Viewing Issue Advanced Details
ID Category [?] Severity [?] Reproducibility Date Submitted Last Update
04709 Core Minor Random Feb 27, 2012, 22:24 Mar 24, 2015, 10:36
Tester Firewave View Status Public Platform MAME (Self-compiled)
Assigned To Resolution Open OS Windows Vista/7 (32-bit)
Status [?] Acknowledged Driver
Version 0.145u3 Fixed in Version Build
Fixed in Git Commit Github Pull Request #
Summary 04709: chdman: random deadlocks
Description Since the addition of the lzma and FLAC compression there have be several reports of chdman hanging.

Now I encountered it myself and it was hang right at the end of the operation using "createcd". I was using a Visual Studio 2010 64-bit debug compile. When I attached it to the debugger it said, that the application had encountered a deadlock. chdman hung in the progress() function in the fflush(stderr) call.

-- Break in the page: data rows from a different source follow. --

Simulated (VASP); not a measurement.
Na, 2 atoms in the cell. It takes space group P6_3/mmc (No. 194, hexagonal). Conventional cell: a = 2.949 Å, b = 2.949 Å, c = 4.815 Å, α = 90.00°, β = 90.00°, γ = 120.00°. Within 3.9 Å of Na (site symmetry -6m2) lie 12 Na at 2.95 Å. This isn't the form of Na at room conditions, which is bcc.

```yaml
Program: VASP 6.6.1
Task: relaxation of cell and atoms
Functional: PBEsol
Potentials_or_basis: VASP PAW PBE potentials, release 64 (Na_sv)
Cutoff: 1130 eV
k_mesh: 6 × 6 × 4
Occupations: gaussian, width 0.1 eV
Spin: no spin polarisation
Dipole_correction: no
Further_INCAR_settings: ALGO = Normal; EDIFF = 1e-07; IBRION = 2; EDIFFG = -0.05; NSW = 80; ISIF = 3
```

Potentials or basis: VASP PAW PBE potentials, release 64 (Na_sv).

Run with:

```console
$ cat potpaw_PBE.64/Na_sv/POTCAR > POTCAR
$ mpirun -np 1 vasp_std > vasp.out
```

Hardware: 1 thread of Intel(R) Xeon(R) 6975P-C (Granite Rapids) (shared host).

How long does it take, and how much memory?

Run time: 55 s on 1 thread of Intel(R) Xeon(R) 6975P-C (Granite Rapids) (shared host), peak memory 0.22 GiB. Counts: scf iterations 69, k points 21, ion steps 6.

So far I have not been able to reproduce this. But this matches a report by another user with a GCC compile, that had a hang also very much at the end of a conversion of arctthnd.

On a side note - all other threads were in WaitForSingleObject(thread->wakeevent).
Steps To Reproduce
Additional Information
Github Commit
Flags
Regression Version
Affected Sets / Systems
Attached Files
jpg file icon lockedup.jpg (167,998 bytes) Feb 29, 2012, 14:39 Uploaded by Fujix
Fujix
Relationships
related to 05891Acknowledged  chdman: ThreadSanitizer: data race 
Notes
45
User avatar
No.08287
Haze
Senior Tester
Feb 27, 2012, 23:18
edited on: Feb 27, 2012, 23:18
I have a feeling it's more related to the CPP rewrite, possible a thread safety issue somewhere?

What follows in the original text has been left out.